Early deals licensing mobile rights for sports content favor medium-range terms of two to five years, exclusivity and minimum guarantees instead of revenue sharing, according to Kagan Research. The constraint: technology.
In these early days, cellular operators tend to set consumer prices high in part to limit consumer usage so network infrastructures don't get jammed. The research firm presented its insight during an audio conference Jan. 26.
Once mobile technology players perfect ways to limit geographic dispersion of their content, individual sports teams will be better able to engage in local licensing deals. Because cell signals are received from short-range tower antennas, content dispersion can be restricted to only antenna clusters in a desired region, according to Kagan Research.
Currently, sports leagues are disposed to exclusive deals it will spur the cell carrier to aggressively market its sports content. However, the financial gain from any exclusivity premium has to be balanced against reduced promotional punch resulting from narrower penetration of the more than 200 million U.S. cell phone subscribers.
Income from revenue sharing has so far disappointed sports leagues, in part because of a paucity of data. As a result, they are oriented towards contracts setting substantial minimum guarantees, said Christopher Russo, president of consultancy CR Media Ventures. One type of revenue sharing deal gives 25 percent to the sports rights owner, 25 percent to a middleman aggregator and 50 percent to the carrier.
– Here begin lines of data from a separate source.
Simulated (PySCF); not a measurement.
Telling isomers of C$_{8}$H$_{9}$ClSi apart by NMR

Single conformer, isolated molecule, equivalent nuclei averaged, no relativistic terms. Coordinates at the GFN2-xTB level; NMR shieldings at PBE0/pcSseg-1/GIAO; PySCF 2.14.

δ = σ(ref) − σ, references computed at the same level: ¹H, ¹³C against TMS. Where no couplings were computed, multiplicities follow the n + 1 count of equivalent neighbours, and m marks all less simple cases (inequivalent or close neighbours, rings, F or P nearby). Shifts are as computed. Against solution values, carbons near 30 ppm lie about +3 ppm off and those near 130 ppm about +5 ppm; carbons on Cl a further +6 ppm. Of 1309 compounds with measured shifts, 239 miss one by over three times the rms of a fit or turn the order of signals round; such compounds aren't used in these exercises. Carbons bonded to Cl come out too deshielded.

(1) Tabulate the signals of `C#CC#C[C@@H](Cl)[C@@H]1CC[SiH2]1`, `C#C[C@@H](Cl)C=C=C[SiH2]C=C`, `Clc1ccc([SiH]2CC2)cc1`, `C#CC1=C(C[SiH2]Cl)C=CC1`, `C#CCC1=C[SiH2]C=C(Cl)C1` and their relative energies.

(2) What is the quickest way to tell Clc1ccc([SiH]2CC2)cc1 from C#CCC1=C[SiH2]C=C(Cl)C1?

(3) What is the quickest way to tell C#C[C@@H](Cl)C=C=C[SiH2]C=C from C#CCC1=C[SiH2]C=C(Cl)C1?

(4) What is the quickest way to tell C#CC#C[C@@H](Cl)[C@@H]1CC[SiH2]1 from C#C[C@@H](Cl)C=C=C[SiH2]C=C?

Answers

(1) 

According to Michael Boyd, senior director of programming at Qualcomm's MediaFLO interactive content project, eventually each sports rights holder will parcel out its pool of events into separate packages. Each will be exclusive to a single buyer just as professional football's existing broadcast TV rights are split into two league packages for day games, a Monday night game and a Sunday night package.
Ed Desser, president of Desser Sports Media, pointed out that deal making is somewhat constrained by a rights tangle. It's not always clear what rights teams hold and what is controlled by their league. Given that mobile is a wireless medium, some old, expansively written analog TV broadcast contracts might be construed as including mobile, too, he said.
Mobile sports are expected to be add to consumer consumption, not siphon sports audiences from other media. Today, sports rights holders get more than $8 billion per year for national and local rights, said Kagan Research senior analyst John Mansell.
Until the full extent of consumer appetite for sports content is established, which will take two to four years of experience, nobody will be sure about the long-term value of rights, noted Russo.